Under Section 6 Indian Trusts Act, 1882: (1) SETTLOR/AUTHOR — competent to contract and own the trust property, (2) TRUSTEE — competent to hold property, in whom property is vested, (3) BENEFICIARY — specific, ascertainable person(s) for whose benefit the trust exists, (4) TRUST PROPERTY — transferable, identifiable property, (5) LAWFUL PURPOSE — not opposed to public policy, (6) CERTAINTY OF INTENTION — the settlor clearly intends to create a trust (not merely a wish). For immovable property trusts: must be in WRITING and REGISTERED. For movable property: can be oral but writing is recommended.
What is the difference between specific and discretionary trusts for tax purposes?
SPECIFIC TRUST (determinate shares): beneficiaries' shares are FIXED in the trust deed (e.g., 'Child A gets 50%, Child B gets 50%'). Tax: income taxed in each BENEFICIARY's hands at their individual slab rate. Trustee files return but beneficiaries pay tax. TAX-EFFICIENT if beneficiaries are in lower tax brackets. DISCRETIONARY TRUST (indeterminate shares): trustees have DISCRETION to decide how much each beneficiary gets. Tax: income taxed at MAXIMUM MARGINAL RATE (~42.7%) in the trust's hands. TAX-INEFFICIENT. Choose specific trust for tax efficiency; discretionary trust for flexibility.
Must a trust deed for immovable property be registered?

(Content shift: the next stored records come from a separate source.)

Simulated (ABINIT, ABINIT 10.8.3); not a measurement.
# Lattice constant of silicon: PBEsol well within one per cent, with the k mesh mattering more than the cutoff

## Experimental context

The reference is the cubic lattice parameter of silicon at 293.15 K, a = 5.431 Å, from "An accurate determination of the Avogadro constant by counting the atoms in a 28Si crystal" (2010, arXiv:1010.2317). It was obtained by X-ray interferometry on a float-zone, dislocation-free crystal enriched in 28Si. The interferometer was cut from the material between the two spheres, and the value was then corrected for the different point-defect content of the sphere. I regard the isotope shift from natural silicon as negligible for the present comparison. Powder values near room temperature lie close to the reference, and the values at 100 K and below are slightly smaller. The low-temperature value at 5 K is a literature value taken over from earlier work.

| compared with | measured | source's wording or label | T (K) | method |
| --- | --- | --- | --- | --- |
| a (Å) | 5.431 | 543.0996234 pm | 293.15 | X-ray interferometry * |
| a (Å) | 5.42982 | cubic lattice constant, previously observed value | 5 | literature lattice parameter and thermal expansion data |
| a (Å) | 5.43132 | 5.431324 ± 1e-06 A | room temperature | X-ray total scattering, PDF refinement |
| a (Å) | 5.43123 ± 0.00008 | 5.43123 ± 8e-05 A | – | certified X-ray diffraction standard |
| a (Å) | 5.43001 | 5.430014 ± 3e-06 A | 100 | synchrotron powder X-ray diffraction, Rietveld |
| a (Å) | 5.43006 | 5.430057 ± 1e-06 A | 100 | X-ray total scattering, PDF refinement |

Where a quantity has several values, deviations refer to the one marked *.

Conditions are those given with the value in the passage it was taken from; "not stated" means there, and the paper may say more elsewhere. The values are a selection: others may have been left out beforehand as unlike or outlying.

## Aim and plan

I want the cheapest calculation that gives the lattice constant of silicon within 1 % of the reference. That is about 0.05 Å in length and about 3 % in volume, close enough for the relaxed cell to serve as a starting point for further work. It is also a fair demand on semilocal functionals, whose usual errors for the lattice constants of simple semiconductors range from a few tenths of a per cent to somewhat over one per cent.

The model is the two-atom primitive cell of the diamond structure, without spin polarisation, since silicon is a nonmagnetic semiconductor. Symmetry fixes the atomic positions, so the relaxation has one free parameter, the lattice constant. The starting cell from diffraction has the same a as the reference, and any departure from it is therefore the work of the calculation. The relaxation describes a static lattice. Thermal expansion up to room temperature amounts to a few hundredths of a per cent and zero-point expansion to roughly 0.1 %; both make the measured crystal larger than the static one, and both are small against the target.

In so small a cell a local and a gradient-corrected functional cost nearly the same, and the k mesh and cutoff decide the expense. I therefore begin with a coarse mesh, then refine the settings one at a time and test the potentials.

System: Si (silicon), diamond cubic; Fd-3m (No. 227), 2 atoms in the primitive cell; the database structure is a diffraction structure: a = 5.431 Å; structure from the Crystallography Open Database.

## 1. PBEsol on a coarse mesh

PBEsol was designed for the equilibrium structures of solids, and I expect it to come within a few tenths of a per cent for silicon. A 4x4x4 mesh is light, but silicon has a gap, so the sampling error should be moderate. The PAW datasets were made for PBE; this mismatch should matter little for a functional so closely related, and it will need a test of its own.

YES — under Section 5 of the Indian Trusts Act read with Section 17(1)(a) of the Registration Act: a trust relating to immovable property must be created by a WRITTEN, REGISTERED instrument. The trust settlement is treated as a gift of immovable property — requiring compulsory registration. Register at the Sub-Registrar's office within 4 months of execution. Non-registration: the trust deed is INADMISSIBLE as evidence and the trust is NOT validly created. Stamp duty: same as gift deed (varies by state — Rs. 200 in Maharashtra for family gifts to full conveyance rate in other states).
Can a private trust be revoked?
Depends on the trust deed: (1) REVOCABLE TRUST — the settlor retains the right to revoke and reclaim the property. However: revocable trusts are TAX-INEFFICIENT (income taxed in settlor's hands under Section 61-63). (2) IRREVOCABLE TRUST — the settlor gives up ALL rights to the property permanently. More tax-efficient (income taxed in beneficiaries' hands or at maximum marginal rate). Under Section 78 Indian Trusts Act: a trust is revocable only if the trust deed expressly provides for revocation. If the deed is silent: the trust is deemed IRREVOCABLE. Best practice: clearly state in the deed whether the trust is revocable or irrevocable.
When should a trust be used instead of a will?
Use a TRUST when: (1) you want property management DURING your lifetime (not just after death), (2) beneficiaries include MINORS — trustees manage until they mature, (3) you want to SPLIT INCOME among family members for tax efficiency, (4) you want PRIVACY — trusts are private unlike probate (which is a public proceeding), (5) you want ONGOING management (generation-skipping, conditional distributions), (6) you want to AVOID PROBATE delays. Use a WILL when: (1) simple one-time distribution after death suffices, (2) you want full CONTROL over assets during lifetime, (3) you may want to CHANGE beneficiaries frequently (wills are easily revocable), (4) you want to minimize setup COMPLEXITY and costs.